## TAMU Neural Network 3 Single-Layer Perceptrons

2017-02-13

Training set (input/output pair):
$\mathcal{T}: {\textbf{x}(i),d(i); i = 1,2,…n}$
$\textbf{x}(i) = [x_1(i),x_2(i),...,x_m(i)]^T$

• Filtering process: generation of output based on the input: $y(i)=\textbf{x}^T(i)\textbf{w}$
• Adapative process: automatic adjustment of weights to reduce error: $e(i) = d(i) - y(i)$

optimal solution: minimize the cost function $\mathcal{E}(\textbf{w})$ with respect to the weight vector.

## Steepest Descent

Define gradient vector $\nabla \mathcal{E}(\textbf{w})$ as $g$.
$\textbf{w}(n+1)=\textbf{w}(n)-\eta g(n)$

## Newton’s Method

An extension of steepest descent, where the second-order term in Taylor series expansion is used.
Faster than steepest descent
Need to satisfy certain conditions such as the Hessian matrix $\nabla^2\mathcal{E}(\textbf{w})$ being positive definite (for an arbitary $\textbf{x}$, $\textbf{x}^T H \textbf{x} >0$)

Finally:
$\textbf{w} = (X^TX)^{-1}X^T d$

• $X$ does not need to be square matrix.
• output is linear
• no iteration needed

## Least-Mean-Square Algorithm

The weight update is done with only one $(x_i,d_i)$ pair.

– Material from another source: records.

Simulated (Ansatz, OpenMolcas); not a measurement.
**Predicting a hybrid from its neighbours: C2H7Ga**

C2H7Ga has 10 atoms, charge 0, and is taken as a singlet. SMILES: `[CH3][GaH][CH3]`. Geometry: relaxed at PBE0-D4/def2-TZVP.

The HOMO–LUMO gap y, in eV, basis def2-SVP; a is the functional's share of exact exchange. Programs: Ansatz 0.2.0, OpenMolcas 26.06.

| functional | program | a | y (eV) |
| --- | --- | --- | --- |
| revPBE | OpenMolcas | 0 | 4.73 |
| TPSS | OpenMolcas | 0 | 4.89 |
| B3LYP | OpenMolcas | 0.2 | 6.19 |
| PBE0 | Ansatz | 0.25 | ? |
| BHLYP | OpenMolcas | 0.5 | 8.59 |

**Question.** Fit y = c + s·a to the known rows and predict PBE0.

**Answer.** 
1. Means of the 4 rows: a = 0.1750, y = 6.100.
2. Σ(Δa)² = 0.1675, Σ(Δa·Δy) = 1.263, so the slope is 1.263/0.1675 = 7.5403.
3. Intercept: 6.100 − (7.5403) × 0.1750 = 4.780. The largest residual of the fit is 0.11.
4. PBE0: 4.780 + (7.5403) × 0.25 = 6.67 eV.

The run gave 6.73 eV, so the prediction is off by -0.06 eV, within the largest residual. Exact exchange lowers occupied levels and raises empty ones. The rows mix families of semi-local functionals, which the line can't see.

Good for many small changes.

• like a low-pass filter
• simple, model-independent, robust
• follow stocastical direction of steepest descent
• slow convergence
• sensitive to the input correlation matrix’s condition number
• converge when $0 \lt \eta \lt 2/\lambda_{max}$

Can be improved by adapting a time-varying learning rate

# Perceptron

$v=\sum_{i=1}^{m} w_i x_i + b$
$y = \phi(v) = \left\{ \array{ 1 & \text{ if } v \gt 0 \cr 0 & \text{ if } v \le 0 } \right.$

It’s impossible for a single unit to represent XOR or EQUIV

Perceptron learning rule:
$w(n+1) =w(n) +\eta (n) e(n) x(n)$
where error $e(n) = d(n) - y(n)$

The weight vector will tilt to fit the new input x. The perpendicular decision boundary will change.

## Perceptron Convergence Theorem

$\frac{n^2\alpha^2}{\vert \vert w_0 \vert \vert^2} \le \vert \vert w(n+1) \vert \vert ^2 \le n\beta$

Thus, the number of iterations $n$ cannot grow beyond a certain $n_{max}$, where all inputs will be correctly classified:
$n_{max} = \frac{\beta \vert \vert w_0 \vert \vert^2}{\alpha^2}$